Sean Bones and Norah Jones in Wah Do Dem.
Film Spotlight: Ben Chace and Sam Fleischner's Wah Do Dem
A culturally isolated Brooklynite's fish-out-of-water odyssey draws heavily on its musical inspirations. Here the two filmmakers tell us all about it.
By Amy Strauss
Published: October 26th, 2010 | 12:00am
As a progressive portrait of an impromptu vacation seen as a heightened experience, not an escape, the lo-fi Wah Do Dem follows a lonely tourist through a sea of shysters, local street musicians, and even witch doctors. He eventually realizes that the greatest journey of his twenty-something life was found only when he abandoned all of his known comforts.
Told through a collection of musical actors and audiophiles, with the leading male Max (the first-time actor Sean Bones) sculpting a perfectly portrayed aloof Williamsburg hipster, the life-changing pilgrimage begins with a break-up. The trendy musician Max arranges a waterfront date in his 'hood, focused around a six-pack of Red Stripe. As Max and his girlfriend Willow (Norah Jones) slug petite browned bottles, she abruptly ditches their rendezvous and relationship (just two days before a planned cruise ship escape). There is no way that Max could predict what he would endure on his now solo trip.
Wah Do Dem is an enthusiastic effort by independent writer-directors Ben Chace and Sam Fleischner, who thrive in perfected glances of “less is more” concepts. The film was first dreamed up as a wispy sea voyage when Chace nabbed a pair of cruise tickets in a raffle. Delaying taking the trip for as long as possible, the lifelong filmmaking friends chose to build a fairly honest portrait juxtaposed against three cultures: Brooklyn, the open sea, and Jamaica. Chace and Fleischner, both self-declared fans of reggae, scouted Jamaica for the bulk of the film's setting because of the intensity and passion found within its native music. “We knew our character would be attracted, too, and find a soulful experience within it,” says Fleischner.
Treading the native land for one week before a two-week shoot, they preconceived many of the realistic scenarios. However, the improvisational fish-out-of-water spats allowed for the viewers to embrace sprightly spontaneity at its best. "We reached out to Sean to play Max because he is pretty much the character,” says Chace. “There is a lot less acting—it is really more reality—and he gave us what we needed.” While we all may know a “Max,” one donned in a uniform of brightly colored, skinny-legged jeans and counter-culture T-shirts, his realistic approach to life away from home is what you would expect from the freshly dumped male. Max wallows in his lonely misery by recording ditties on his MacBook, and when forcing himself to embrace social settings (as seen in Carnival-esque, senior citizen cruise crowds), he rubs elbows with all the oddball types like scene-stealer Kevin Bewersdorf, who aggravates Bones by suggesting, “Surprise, surprise, you don’t fit in everywhere in the world.”

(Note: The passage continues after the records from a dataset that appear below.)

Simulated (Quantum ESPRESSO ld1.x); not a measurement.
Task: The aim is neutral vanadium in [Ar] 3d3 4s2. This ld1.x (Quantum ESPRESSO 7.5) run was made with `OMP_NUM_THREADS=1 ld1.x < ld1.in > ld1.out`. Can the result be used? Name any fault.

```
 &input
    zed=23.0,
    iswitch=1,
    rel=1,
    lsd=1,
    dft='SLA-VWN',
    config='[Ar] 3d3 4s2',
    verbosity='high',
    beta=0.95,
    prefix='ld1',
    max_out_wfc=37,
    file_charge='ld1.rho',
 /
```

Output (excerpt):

It is when the oblivious young American is left shoeless, moneyless, and shirtless while his ship sails to sea, that Wah Do Dem comes alive. Co-star Jamaican actor Carl Bradshaw (as seen in nearly every Jamaican production since 1972), squeals his Rasta prophet life lessons as Max swirls through delinquent youth soccer games, a full moon celebration with a stellar performance from famed reggae group, The Congos, and even, a politically embellished party celebrating their enthused approval of Barack Obama elected as the U.S. President (which occurred in real-time during the film's taping). "It's funny how now, in 2010, this has changed,” says Chace. “The real optimism for Obama hadn't shut down yet.”
Wah Do Dem, which appropriately is Jamaican patois for “what's wrong with them,” puts cultural isolation on the pedestal, allowing one absent-minded fellow to tackle a hellish odyssey that could as well have been a half-baked hallucination—and leaves us all sliding off our contact highs. Stewed in two-year-old pop grooves and soundtrack appearances by MGMT, Yeasayer, Santigold, and Suckers and splashed against majestic mumblecore at a rocksteady pace, you'll come away oddly eager to skip away to your own solo, soul-searching journey. "You hardly ever get to see the country on-screen like this,” says Fleischner. “It really is as close as you are going to get in Jamaica. It's the most recent display and is honest to date.”
Wah Do Dem is available on DVD as of October 26, 2010 from Factory 25.